25 February, 2000
 

   To:          The Pacifica Foundation Board of Directors 
   From:      David Giovannoni, Audience Research Analysis 
   Re:          The Pacifica State 

   Pacifica's audience has never been larger: over 800,000 people tune in to the service each week; nearly 40,000 are listening at any moment. But roughly 40,000,000 people live under a Pacifica signal. For most Americans, Pacifica simply does not exist. In fact, for most of Pacifica's listeners, it is not a lifeline of ideas and information. It is merely an hour-or-two per week add-on to their NPR and commercial radio listening.

  The audience gains of the last five years are huge by Pacifica standards, but they are too little too late. I am not saying that the 40,000 people listening at this moment are insignificant. I am saying that, in context, they are an insignificant number. 

   Number is important. Because significant radio programming without a significant listening audience is not a significant public service. 

  Pacifica has lost its influence. It is a faded reflection of its proud history. This organization that invented public radio journalism...that brought provocative new voices and ideas to the microphone...that advanced the art of radio, is today an anachronism on the FM band, arrested in its development by a small group of people who are similarly stuck in time. 

   In contrast, the non-commercial radio that Pacifica helped invent enjoys unprecedented programmatic strength, public support, and a highly focused public service mission. It is on the verge of realizing its full potential in the mature radio medium. 

  But not Pacifica. At one time, we could say that Pacifica was simply "under-performing." The time for polite euphemism is over. By any objective measure of public service, Pacifica has crossed the line from "under-performance" to "irrelevance." 

  During the last 25 years, other idealists have learned how to fulfill their missions by responding to the way that people use radio. Many at Pacifica rebelled against this knowledge and still reject it to this day. They have confused content with form; free speech with effective use of the medium; and personal liberty with professional responsibility. And in doing so, they have kept Pacifica's ideals from spreading as far as five powerful FM stations could have carried them. 

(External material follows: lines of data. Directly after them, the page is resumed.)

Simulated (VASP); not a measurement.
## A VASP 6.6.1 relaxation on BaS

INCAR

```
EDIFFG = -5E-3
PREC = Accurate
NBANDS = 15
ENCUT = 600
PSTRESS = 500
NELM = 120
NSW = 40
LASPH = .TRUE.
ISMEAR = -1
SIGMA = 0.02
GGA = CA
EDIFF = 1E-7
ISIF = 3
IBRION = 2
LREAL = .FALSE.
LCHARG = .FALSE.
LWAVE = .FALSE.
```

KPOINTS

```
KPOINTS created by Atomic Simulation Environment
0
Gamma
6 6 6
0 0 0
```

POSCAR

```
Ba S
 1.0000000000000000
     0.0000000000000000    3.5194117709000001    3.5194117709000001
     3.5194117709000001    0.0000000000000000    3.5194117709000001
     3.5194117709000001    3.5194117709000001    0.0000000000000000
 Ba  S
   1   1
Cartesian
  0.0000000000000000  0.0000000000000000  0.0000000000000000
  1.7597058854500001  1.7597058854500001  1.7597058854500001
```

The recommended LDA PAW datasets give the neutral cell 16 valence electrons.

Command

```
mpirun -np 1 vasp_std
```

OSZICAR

  In the last few years, several enlightened leaders within Pacifica have attempted to rejuvenate its grand mission by applying proven broadcasting practices. They have been only sporadically successful. Their efforts to revive Pacifica's public service have been frustrated by people who, in the name of principle, have attacked these leaders personally. For the rest of us in public radio, it has been painful to witness. 

  I believe in Pacifica, and I believe in what it is trying to do. But my knowledge of radio tells me that Pacifica can serve its political factions or it can serve its FM audience. It can not do both. Programming for the programmers rather than for the audience is dysfunctional and counter-productive. Our objective measures can demonstrate this down to the last listener. 

  The diversity of Pacifica's voices demands multiple channels of communication. The searchable, addressable Internet not only offers these channels, it welcomes and nurtures voices in the minority. Internet technology frees the listener and the speaker from having to meet at the same place, at the same point in time. The Internet is the right medium for Pacifica in the 21st century. 

  Don't get me wrong - FM radio will remain the dominant form of real time audio delivery for at least another decade. But FM stations need coherence to survive, and coherence does not seem possible given Pacifica's current structure.

  Pacifica's challenge, then, is to redefine and reorganize itself in the service of its mission in the 21st century. Do not limit your thinking. Pacifica is not in the FM business - it is in the business of ideas and ideals. 

  This is my professional opinion. My personal opinion is that this is a very sad time. The voice of Pacifica spoke to me many years ago, and it played an important role in my professional development and personal thinking. In the intervening years, I have watched it squander its capital on familial divisions that have virtually run you out of the radio business. 

  I am saddened when I think of the lost opportunities. Yet I am energized by the thought of hearing Pacifica on other outlets - not bound in time or space, instantly retrievable at any time, from anywhere, in the world. 

  In sum, if you are to advance Pacifica's ideals, you must reinvent Pacifica. Move your best thinking and your core values forward into new media; lose the rest. 

  I wish you all the best of luck in recapturing the ears and minds of the American public.